The man in question was historian, farmer and politician Jon Leirfall from Hegra near Stjørdal in 1920, and in retrospect the locals of Trøndelag and historians alike have probably nodded in approval at what initially sounds like a somewhat bombastic statement.
The fact that the Battle of Stiklestad in 1030 marks the transition from paganism to Christianity in Norway and that the country was ruled from Steinvikholmen Castle by Bishop Olav Engelbrektsson for several years around the Reformation are just two examples that support Leirfall’s claim.
It’s easy to think that historic attractions are old and charming and that it was impressive to erect them without a hoisting crane, and simply leave it at that. But many of these attractions deserve a bit more; for instance, that we reflect over the role they played in their time and the developments that have taken place since.
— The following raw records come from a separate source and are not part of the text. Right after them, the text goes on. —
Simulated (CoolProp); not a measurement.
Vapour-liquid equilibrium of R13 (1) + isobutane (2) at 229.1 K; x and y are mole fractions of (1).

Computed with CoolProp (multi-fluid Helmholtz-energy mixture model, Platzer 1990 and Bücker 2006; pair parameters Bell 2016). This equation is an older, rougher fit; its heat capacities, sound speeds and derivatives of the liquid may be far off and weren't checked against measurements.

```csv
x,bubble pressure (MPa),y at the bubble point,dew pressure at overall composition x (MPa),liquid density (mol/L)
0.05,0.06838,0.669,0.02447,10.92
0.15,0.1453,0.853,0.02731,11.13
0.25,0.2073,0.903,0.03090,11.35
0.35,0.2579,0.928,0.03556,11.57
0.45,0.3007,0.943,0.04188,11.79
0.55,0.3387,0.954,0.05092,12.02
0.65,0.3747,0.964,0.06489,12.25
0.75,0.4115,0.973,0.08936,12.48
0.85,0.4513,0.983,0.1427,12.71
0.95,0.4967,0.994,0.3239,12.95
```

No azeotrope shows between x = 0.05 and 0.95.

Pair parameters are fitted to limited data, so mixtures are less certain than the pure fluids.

One of the first things you will hear if a local of Trøndelag starts telling you about the history of Trøndelag is the Battle of Stiklestad. King Olav II was on his way to Nidaros, as Trondheim was then called, to take power over Norway. Along the way, or more specifically at Stiklestad in Verdal, he was greeted by a peasant army, which had heard his plan and wanted to stop it. The battle ended with Olav’s death, and has subsequently been considered the most famous battle in the history of Norway.
Olav’s body was then taken to Nidaros, where he was buried on the banks of the Nidelva river. When his coffin was moved to more ground around a year later, it was discovered that his hair and nails had continued to grow and that Olav’s skin was still fresh. This led to him being canonized as Saint Olav, and as soon as the news spread pilgrims started coming to the saint from all over Europe to seek inner peace. The Pilgrim Paths to Trondheim, St. Olav Ways, now have the same European Cultural Route status as those leading to Rome and Santiago de Compostela, and each year the Nidarosdomen Cathedral is visited by increasingly more pilgrims.
For Stiklestad’s part, the history of the battle was part of the basis for the Stiklestad National Cultural Centre being built there. The centre conveys stories about what life was like at the time the battle, including during the annual Stiklestad Summer, which showcases old artisans, food traditions and martial arts. It’s also a venue for knowledge sharing and debate. The Saint Olav Drama performed on the battlefield during the annual Saint Olav Festival is largest open-air theatrical performance in the Nordic region.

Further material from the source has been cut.